I just registered to tell you you're wrong! ;D Nah, just kidding.

I'm a graphics dev and I tried Krita for fun and I was very disappointed by the performance of the brush tool at large sizes. I don't know how Krita compares to Photoshop and I don't care because I am certain brush painting can be much faster than this.

You are correct that moving data between GPU and CPU would complicate code and would certainly be very slow. I too think that would be unfeasible and crazy.
However I think you're looking things the wrong way. Rather than trying to accelerate the processing of the brush tool, you need to accelerate the perceived latency of the brush tool.

A simple solution would be the following algorithm: When the user switches layers to layer 'i':
  • On a background thread, merge layers [0; i) into a single layer and upload them to a GPU texture (let's call this the "background layer").
  • On a background thread, merge layers [i+1; N) into a single layer and upload them to a GPU texture (the "foreground layer").
  • On a background thread, upload layer i to another GPU texture (the active layer)
  • Merging is probably what's going to take the most time. Until the layers aren't uploaded to the GPU, the current code will be used to avoid blocking the UI and Krita every time the user switches layers
  • Switching between layers can be further sped up by keeping caches in RAM of blocks of layers, e.g. keep a cache of merged layers [0; 4) [4; 8 ) [8; 12); so if user switches to layer 2; you need to merge layers [0; 2) and then merge layer 3 with the caches of [4; 8 ) & [8; 12) which means merging 3 layers to generate the foreground layer instead of merging 8! [/list]

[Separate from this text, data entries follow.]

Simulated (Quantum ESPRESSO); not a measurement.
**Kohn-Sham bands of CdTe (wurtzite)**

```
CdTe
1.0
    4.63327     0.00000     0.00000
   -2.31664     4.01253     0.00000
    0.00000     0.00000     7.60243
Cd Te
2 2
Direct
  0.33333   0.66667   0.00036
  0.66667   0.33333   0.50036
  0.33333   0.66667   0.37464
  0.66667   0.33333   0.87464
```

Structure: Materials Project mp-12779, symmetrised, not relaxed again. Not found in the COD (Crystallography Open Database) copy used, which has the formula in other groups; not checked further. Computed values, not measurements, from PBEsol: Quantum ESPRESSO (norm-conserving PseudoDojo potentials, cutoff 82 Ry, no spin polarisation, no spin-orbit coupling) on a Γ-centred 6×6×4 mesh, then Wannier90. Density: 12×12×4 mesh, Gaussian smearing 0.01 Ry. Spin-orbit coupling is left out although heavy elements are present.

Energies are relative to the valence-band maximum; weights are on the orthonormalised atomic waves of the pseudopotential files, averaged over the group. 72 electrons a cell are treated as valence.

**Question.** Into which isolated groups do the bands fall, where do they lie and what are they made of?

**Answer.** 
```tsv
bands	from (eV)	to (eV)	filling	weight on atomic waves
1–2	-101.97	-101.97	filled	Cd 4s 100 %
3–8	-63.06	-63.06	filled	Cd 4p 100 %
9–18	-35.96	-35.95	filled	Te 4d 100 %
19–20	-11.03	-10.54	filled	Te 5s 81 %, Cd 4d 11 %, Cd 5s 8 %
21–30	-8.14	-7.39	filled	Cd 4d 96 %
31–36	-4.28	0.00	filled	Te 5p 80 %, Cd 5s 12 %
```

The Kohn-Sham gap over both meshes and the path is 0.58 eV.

When the user starts the brush tool action (i.e. left clicks, uses his pen, etc):
  • Run a compute shader on the active layer to process each brush stroke, and display this to the user.
  • At the same time, the CPU will perform the current code to process a high quality final version of the brush stroke. Once it's done it will upload the results to the GPU. If the brush was used again before the upload finished, these results will be invalidated (I doubt this because uploading a single 4096x4096x32bpp texture is very fast!). Alternatively if the compute shader is already high quality, the data could be transferred back to CPU.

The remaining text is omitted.